Use ctrl+c to exit the dashboard.

bash
swanlab task search <TASK_ID>

This command is used to view the start and end time of the experiment, as well as the cluster type, execution environment, etc. The TASK_ID can be viewed using swanlab task list.

bash
Task Info
Task Name: Task_Jul31_02-44-38
Python Version: python3.10
Entry File: train.py
Status: COMPLETED
Combo: RTX3090-1
Created At: 2024-07-30 18:44:40
Started At: 2024-07-30 18:45:02
Finished At: 2024-07-30 18:52:49

This command can also be used to view error information for failed tasks (tasks with execution status CRASHED). For example, when I intentionally add error code to the test code in the Quick Start section:

error-code

After using the swanlab task search <TASK_ID> command for the started task, the effect is as follows:

task-search

Of course, you can also view the error information in the SwanLab online experiment dashboard under the log:

remote-error-log

swanlab task stop

Terminate a started task using the following method:

bash
swanlab task stop <task ID>

SwanLab Agent Installation (In Development)

(To be supplemented)

Currently, this feature is under development and testing. To facilitate usage, SwanLab provides free cloud testing compute power. You can directly use cloud compute power to run and deploy via swanlab launch.

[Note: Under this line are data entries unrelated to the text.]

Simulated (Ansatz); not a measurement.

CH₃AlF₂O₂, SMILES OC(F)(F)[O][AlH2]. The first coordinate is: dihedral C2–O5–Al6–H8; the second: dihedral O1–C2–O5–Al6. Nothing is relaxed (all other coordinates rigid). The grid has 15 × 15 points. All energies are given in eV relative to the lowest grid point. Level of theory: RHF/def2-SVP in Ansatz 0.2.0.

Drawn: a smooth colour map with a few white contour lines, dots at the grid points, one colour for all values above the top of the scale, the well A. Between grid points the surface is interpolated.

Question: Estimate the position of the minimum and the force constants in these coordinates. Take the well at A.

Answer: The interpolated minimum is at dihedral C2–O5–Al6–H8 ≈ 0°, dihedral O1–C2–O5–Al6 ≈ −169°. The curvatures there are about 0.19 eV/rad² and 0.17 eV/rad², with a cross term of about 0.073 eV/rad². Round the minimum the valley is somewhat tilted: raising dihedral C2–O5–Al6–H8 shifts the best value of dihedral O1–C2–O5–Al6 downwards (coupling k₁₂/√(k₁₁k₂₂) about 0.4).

Working Process and Principles

(To be supplemented)

Feature Testing Instructions

INFO

It is strongly recommended to click the link to join the testing group before using this feature. We will respond to and solve any issues encountered in the group in a timely manner.

The SwanLab Remote Task Deployment Documentation feature involves uploading the required running code and datasets to a public cloud server. We strive to ensure your data security, but there is still a risk of data leakage or loss during the testing phase. Do not upload important data to the testing feature.

The iteration of the SwanLab Remote Task Deployment Documentation feature depends on active feedback from community users. If you encounter any issues, please feel free to contact us. You can use Github Issue, contact email contact@swanlab.cn, or join the WeChat testing group to communicate directly with us.

To facilitate smooth testing, the SwanLab Remote Task Deployment Documentation provides free testing running servers for users participating in the test. We strive to meet the testing and compute power needs of every user, but due to limited team resources and feature iteration, there may still be situations such as task queuing and training forced termination.

Acknowledgments

🙏 We are extremely grateful to the users who are willing to participate in the feature testing, and we will continue to work hard.

🙏 We are also grateful to H3C for providing us with compute power support.

Appendix

Training Example Code

Step 1: Create an empty folder in the directory and navigate to the folder:

bash
# Linux & Mac & Windows command
mkdir SwanLabLaunchExample

Step 2: Create train.py in the SwanLabLaunchExample folder and paste the following training code:

python
################################
# File Name: train.py
################################

import torch
import torch.nn as nn
import torch.optim as optim
import swanlab
import logging

# 0. Initialize experiment environment
swanlab.init("Launch-Example", experiment_name="test-remote")  # Initialize swanlab
device = "cuda"
if not torch.cuda.is_available():  # Check if a GPU is available, if not, use CPU and log a warning
    device = "cpu"
    logging.warning("CUDA IS NOT AVAILIABLE, use cpu instead")

# 1. Define the function, target is a simple quadratic function, domain and range are both [0,1]
func = lambda x: (2 * x - 1) ** 2

# 2. Define the model, a 3-layer neural network (increasing parameters or layers will yield better results)
model = nn.Sequential(nn.Linear(1, 16), nn.Sigmoid(), nn.Linear(16, 1))
model = model.to(device)

# 3. Define the loss function and optimizer
criterion = nn.MSELoss().to(device)
optimizer = optim.AdamW(model.parameters(), lr=0.001)

# 4. Train the model
iters = 8000
batch_num = 256
for i in range(iters):
    # Generate data
    x = torch.rand(batch_num, 1)
    y = func(x)
    x, y = x.to(device), y.to(device)

    optimizer.zero_grad()  # Clear gradients
    outputs = model(x)  # Forward propagation
    loss = criterion(outputs, y)  # Calculate loss
    loss.backward()  # Backward propagation
    optimizer.step()  # Update parameters

    if i % 5 == 0:
        print(f"Iter [{i+1}/{iters}], Loss: {loss.item():.4f}")
        swanlab.log({"loss": loss.item()}, step=i)

# 5. Validate the model
model.eval()
with torch.no_grad():
    sample_num = 101
    inputs = torch.linspace(0, 1, sample_num).unsqueeze(1).to(device)